It is pointed, opinionated, and creates curiosity without sounding like a partisan attack. It allows you to argue that payroll tax, super changes, wage increases and investment policy changes are collectively increasing pressure on SMEs while still sounding like a concerned economic observer rather than a political campaigner.
I have always been fascinated by economics, business and the numbers that shape our society.
As a kid, I would read newspaper articles about interest rates, house prices and government policy while most people my age were focused on sport. Today, I still find myself paying close attention to economic data, business trends and the decisions being made in Canberra because those decisions eventually affect every Australian household.
Lately, one theme keeps appearing wherever I look.

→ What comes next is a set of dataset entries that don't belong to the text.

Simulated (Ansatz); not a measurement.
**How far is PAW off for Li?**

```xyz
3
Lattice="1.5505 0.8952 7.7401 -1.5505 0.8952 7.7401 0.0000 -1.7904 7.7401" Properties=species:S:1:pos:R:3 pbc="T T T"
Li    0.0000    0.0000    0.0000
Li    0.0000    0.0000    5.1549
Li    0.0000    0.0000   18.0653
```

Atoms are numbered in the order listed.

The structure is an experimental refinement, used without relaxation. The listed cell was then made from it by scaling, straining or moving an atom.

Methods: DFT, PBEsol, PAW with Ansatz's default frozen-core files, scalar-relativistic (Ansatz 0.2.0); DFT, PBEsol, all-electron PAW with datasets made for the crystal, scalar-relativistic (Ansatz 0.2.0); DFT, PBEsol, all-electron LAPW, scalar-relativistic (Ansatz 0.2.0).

Whether it is reading business news, watching interviews with entrepreneurs, following industry leaders on LinkedIn or listening to small business owners talk about their challenges, the message is becoming increasingly consistent.
The pressure on Australian small and medium businesses is building.
Not because of one policy.
Not because of one wage increase.
Not because of one economic challenge.
But because of the cumulative impact of rising costs, increasing regulation, growing administrative burdens and an economy that is becoming more difficult to navigate for the very businesses that employ millions of Australians.
And that concerns me.
Because small and medium businesses are not just another segment of the economy. They are the engine room that keeps Australia moving.
The growing pressure on Australian small businesses
Small and medium-sized enterprises (SMEs) are the backbone of Australia’s economy.
They are the local café owner employing students on weekends. The family-owned manufacturer providing apprenticeships. The trades business employing electricians, plumbers and technicians. The retailer sponsoring the local football club.
Collectively, SMEs employ around 68% of Australia’s private sector workforce, representing more than seven million Australians.
When small businesses succeed, Australia succeeds.
When they struggle, the consequences ripple through every community in the country.
The problem is that the financial pressure being placed on these businesses continues to grow from every direction.
In recent years businesses have absorbed:
- Freight cost increases of up to 75%
- Significant rises in electricity and energy costs
- Persistent inflation
- Higher interest rates
- Supply chain disruptions
- Increased insurance premiums
- Rising compliance and reporting requirements
Many business owners have accepted these challenges because that is what entrepreneurs do. They adapt, innovate and find a way forward.
But there comes a point where there is simply no more room to absorb additional costs.
The 4.75% minimum wage increase doesn’t exist in a vacuum
The recent 4.75% minimum wage increase has been welcomed by many workers who are also feeling cost-of-living pressures.
That is understandable.
But we must also acknowledge that wage increases do not occur in isolation.
For employers, every wage increase sits on top of a range of existing employment costs.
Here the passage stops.